I’d like to ask Jerry Pate someday why he routed Kiva Dunes the way it is. I’m sure there’s a good reason all the holes run east-west, I’d just like to know what it is.
Lack of acreage could have something to do with it. The site is on a narrow isthmus at the coastal edge of Alabama running between Bon Secour Bay and the Gulf of Mexico. And I’m sure the logistics of permitting around the lagoons and strands of wetlands littering the site edged the design team toward toward group seppuku.
But you wonder if this was the only solution. It’s hard to imagine Donald Ross, a master of maximizing small spaces, settling for such an arrangement. Seminole, for instance, is on a smaller piece of seaside land but is a dazzling puzzle of angles and orientations (back in the day, Ross could have just filled in all the existing swamps).

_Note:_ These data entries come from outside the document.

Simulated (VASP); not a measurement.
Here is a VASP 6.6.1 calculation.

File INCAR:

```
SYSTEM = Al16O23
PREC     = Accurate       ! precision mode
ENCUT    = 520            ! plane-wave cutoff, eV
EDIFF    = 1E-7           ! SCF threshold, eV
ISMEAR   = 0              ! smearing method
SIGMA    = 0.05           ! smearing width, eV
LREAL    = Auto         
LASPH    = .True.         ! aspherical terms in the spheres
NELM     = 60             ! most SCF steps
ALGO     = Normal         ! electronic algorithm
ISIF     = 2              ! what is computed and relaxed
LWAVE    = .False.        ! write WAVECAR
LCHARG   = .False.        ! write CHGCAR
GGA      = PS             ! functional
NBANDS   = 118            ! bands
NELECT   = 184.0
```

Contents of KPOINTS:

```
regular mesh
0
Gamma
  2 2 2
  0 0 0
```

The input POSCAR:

Running holes back and forth doesn’t remotely begin to take advantage of a windy situation. And being as exposed to the sea as the Kiva site is, the wind does blow, mostly north and south, so it’s usually coming across your shot. Meaning you often have to hang your drives out over water hazards and other lost-ball dangers, trusting it’s going to blow back into play. Scoring can become more a matter of faith than ball control.
But if we give Pate the benefit of doubt, what you have is a fairly intoxicating procession of holes packed into some difficult corners. Playing down between the wetlands, lagoons and low scrub vegetation bordering the holes can make you believe you’re in some other part of the world, like the coasts of Australia or South Africa.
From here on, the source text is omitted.